2) There are procedures in place to allow the relevant agencies to obtain warrants for national security usage. The procedures protect the classified nature of the work, and they allow agencies to proceed with as much haste as they need to, as long as they file to obtain warrants within 72 hours of the start of the surveillance. The point of these procedures is to force the government to allow independent review of who they are spying on, and why. The NSA's warrantless searches are never reviewed. No one knows who they are spying on, or why. They might have intercepted John Kerry's personal phone calls with his kids, for all we know. They're the NSA, they can do that.

3) President Bush claims that his spying program is not illegal. He won't tell us precisely why he thinks it's not illegal even though it's, well, illegal. But a good guess is that his favorite fascist lawyer, John "Torture" Yoo, said the President can do whatever his little heart pleases, for as long as we are at war. So it's not illegal, since he's doing it. "L'État, c'est moi." See, there were a whole bunch of revolutions and stuff that we had to go through to show leaders that we didn't really buy that notion of power. We here in America suppose that the State is, well, Us. Mr. Bush seems to think that the fact that he was "elected" means that we've given up all our power to him, and so he no longer has to answer to us. Which is why I vote for impeachment. We have to show him, and his ilk, that they do, still, in fact have to answer to us. Casting a vote once every four years is not our sole responsibility as the State, and the fact that we do so does not rob us of our power to act as the State the rest of the time.

4) A side, but disturbing note is that The New York Times sat on the story for "about a year" before publishing, at the request of the Bush Administration. A bit cagey about how long "about a year" is. About a year and a month?

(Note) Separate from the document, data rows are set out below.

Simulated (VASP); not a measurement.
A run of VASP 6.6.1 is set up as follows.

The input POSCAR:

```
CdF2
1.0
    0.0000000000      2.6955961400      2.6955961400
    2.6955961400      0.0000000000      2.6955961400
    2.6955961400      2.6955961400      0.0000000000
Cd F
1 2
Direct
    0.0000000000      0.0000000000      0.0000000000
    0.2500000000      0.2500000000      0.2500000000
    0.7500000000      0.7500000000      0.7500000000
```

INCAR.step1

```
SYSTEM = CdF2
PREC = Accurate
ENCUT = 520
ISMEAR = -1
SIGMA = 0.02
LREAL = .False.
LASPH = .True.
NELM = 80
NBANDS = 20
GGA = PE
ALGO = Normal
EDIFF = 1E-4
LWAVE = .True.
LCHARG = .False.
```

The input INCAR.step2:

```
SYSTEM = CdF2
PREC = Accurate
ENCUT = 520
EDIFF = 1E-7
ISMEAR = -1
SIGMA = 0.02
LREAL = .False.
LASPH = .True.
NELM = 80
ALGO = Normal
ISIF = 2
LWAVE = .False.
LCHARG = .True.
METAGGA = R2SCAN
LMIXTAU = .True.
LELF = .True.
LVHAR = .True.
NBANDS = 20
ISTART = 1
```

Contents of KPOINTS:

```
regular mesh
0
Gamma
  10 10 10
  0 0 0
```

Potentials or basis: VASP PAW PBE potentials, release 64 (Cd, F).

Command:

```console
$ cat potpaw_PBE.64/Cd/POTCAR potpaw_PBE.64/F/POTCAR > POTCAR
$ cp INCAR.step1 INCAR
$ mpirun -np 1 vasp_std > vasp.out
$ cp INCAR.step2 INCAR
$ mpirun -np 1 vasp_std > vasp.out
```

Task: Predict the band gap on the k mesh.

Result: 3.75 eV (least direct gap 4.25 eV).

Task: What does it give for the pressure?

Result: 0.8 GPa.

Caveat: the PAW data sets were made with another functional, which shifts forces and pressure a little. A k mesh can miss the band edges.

Okay, here's where I link to what other people are saying, while providing not much context. Back to incoherent-land!!!:

Digby writes, on permanent war:
Keep in mind that we are not talking about the Big Boogeyman, terrorism, here. We are talking about Iraq, a country in the middle east that we invaded and are occupying. We could just as easily be the Romans or the Turks or the British. There's nothing "different" about it. But even in Iraq we don't know what constitutes victory or defeat. Therefore, we could, theoretically, always be at war.

This is the most troubling aspect of the Yoo Doctrine. It is offensive enough that he contends that the president has completely unfettered powers during wartime. But the fact that he also believes that the president can "make war" at his discretion, define war in any way he chooses, consider "victory" to be any one or all of a thousand of unknown conditions that we may or may not be able to discern, is the truly unique factor here. And the fact that the administration is applying this vague definition of war and victory even to a conventional war like Iraq is very dangerous. It gives imperial powers forever to any president who simply says we are "at war."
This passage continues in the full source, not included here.